Last Updated: 4 Apr, 2021
Contains Duplicate lll
Moderate
Asked in companies
You are given an integer array 'ARR' of size ‘N’ and two integers ‘A’ and ‘B’. You need to find if there are two distinct indices in the array, such that the absolute difference of values on those indices is less than or equal to ‘B’ and the absolute difference of the indices is less than or equal to ‘A’.
Note :
Can you try to solve it in O(N) time ?
Input Format :
The first line contains an integer ‘T’ which denotes the number of test cases or queries to be run. Then the test cases are as follows.
The first line of each test case contains three space-separated integers ‘N’, ‘A’ and ‘B’, denoting the number of elements in the array, and the two integers.
The next line contains 'N' space-separated integers denoting an array of ‘N’ elements.
Output Format :
For each test case, print "True" if a pair of distinct indices satisfying the above conditions exist in the given array. Otherwise, print "False".
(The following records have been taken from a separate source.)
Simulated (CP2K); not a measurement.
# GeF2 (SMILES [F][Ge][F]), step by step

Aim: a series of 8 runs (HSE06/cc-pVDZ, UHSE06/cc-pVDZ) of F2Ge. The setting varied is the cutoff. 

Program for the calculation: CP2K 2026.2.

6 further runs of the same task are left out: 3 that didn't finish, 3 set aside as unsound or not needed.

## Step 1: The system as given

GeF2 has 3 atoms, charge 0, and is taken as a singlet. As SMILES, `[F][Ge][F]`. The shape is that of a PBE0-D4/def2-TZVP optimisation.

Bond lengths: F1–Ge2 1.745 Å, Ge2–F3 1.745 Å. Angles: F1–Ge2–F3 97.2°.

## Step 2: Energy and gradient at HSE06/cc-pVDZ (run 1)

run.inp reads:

Print the output of each test case in a separate line.
Note :
You don’t need to print anything; It has already been taken care of.
Constraints :
1 <= T <= 100
1 <= N <= 10^4
1 <= A <= 10^4
0 <= B <= 10^9
-10^9 <= ARR[i] <= 10^9
Where ‘T’ is the number of test cases, ‘N’, denotes the number of elements in the array, ‘A’ and ‘B’ denotes the given two integers, and 'ARR[i]' denotes the 'i'th' element of the array 'ARR'.
Time limit: 1 sec
Approaches
Approach: The basic approach to this question will be to simply use two loops and check for each possible pair of indices if it follows the given rule or not.
Algorithm:
- Outer loop: 0 to N - 1, and inner loop: outer + 1 to N - 1
- Check if abs(arr[outer] - arr[inner]) <= B, and abs(outer - inner) <= A. If the above conditions hold, then we will return True.
- If we have not returned True till now, this means that no such pair of indices exist. Therefore, we will return False.
Approach: In this approach, we will try to maintain a window of size ‘A’, of the previous values that can be queried for the value ranges. We will use a multiset to maintain the window of size ‘A’.
Algorithm:
- Traverse through the numbers of the array
- Maintain a multiset of size ‘A’.
- Subtract ‘B’ from arr[i] and find its lower_bound in the multiset.
- If the lower_bound is found in the multiset and the difference is less than or equal to ‘B’, then we will return True.
- Insert arr[i] into the multiset for future calculations and delete the value at index i - A from the multiset.
- If we have not returned True till now, this means that no such pair of indices exist. Therefore, we will return False.
Approach: In this approach, we will use the concept of sliding windows and buckets together to optimize the solution.
Sliding window will ensure that only those indices are considered whose absolute difference is at most ‘A’. We only consider ‘A’ indices at a time. This fulfils the second condition.
Buckets will be used to ensure that the absolute difference between two numbers is at most ‘B’. We will be dividing each number by ‘B + 1’ and put it in a bucket with its key as the quotient.
Let us understand this with the help of an example:
Let array : [1, 5, 2, 4, 3, 9, 1, 5, 9], A = 2 and B = 3
We will divide each number of the array with ‘B + 1’ and put them into buckets accordingly.
Bucket[0] will contain numbers 0, 1, 2, 3, whichever present in the array.
Bucket[1] will contain numbers 4, 5, 6, 7, whichever present in the array.
Bucket[2] will contain numbers 8, 9, 10, 11, whichever present in the array.On observing the buckets, we can see that the absolute difference between any two numbers in any bucket is at most ‘B’, which is what we want.
Also, there can be a case where the neighbouring bucket has some number whose absolute difference with a number in the current bucket is at most ‘A’. For instance, 2 lies in Bucket[0] and 4 lies in Bucket[1] and 4 - 2 = 2 < 3 (= A). This can only happen in neighbouring buckets. Therefore, we need to check for this bucket too.
Algorithm:
- Create a HashMap “buckets”
- Add numbers of the array into the buckets by dividing them with ‘B + 1’
- The base case would be that if the bucket having size greater than 1 already exists, then it is guaranteed that an answer exists. So, we will return True.
- Else, we will iterate through the buckets in order of their quotient values:
- Compare the minimum element of the current bucket to the maximum element of the last bucket.
- If we have not returned True till now, this means that no such pair of indices exist. Therefore, we will return False.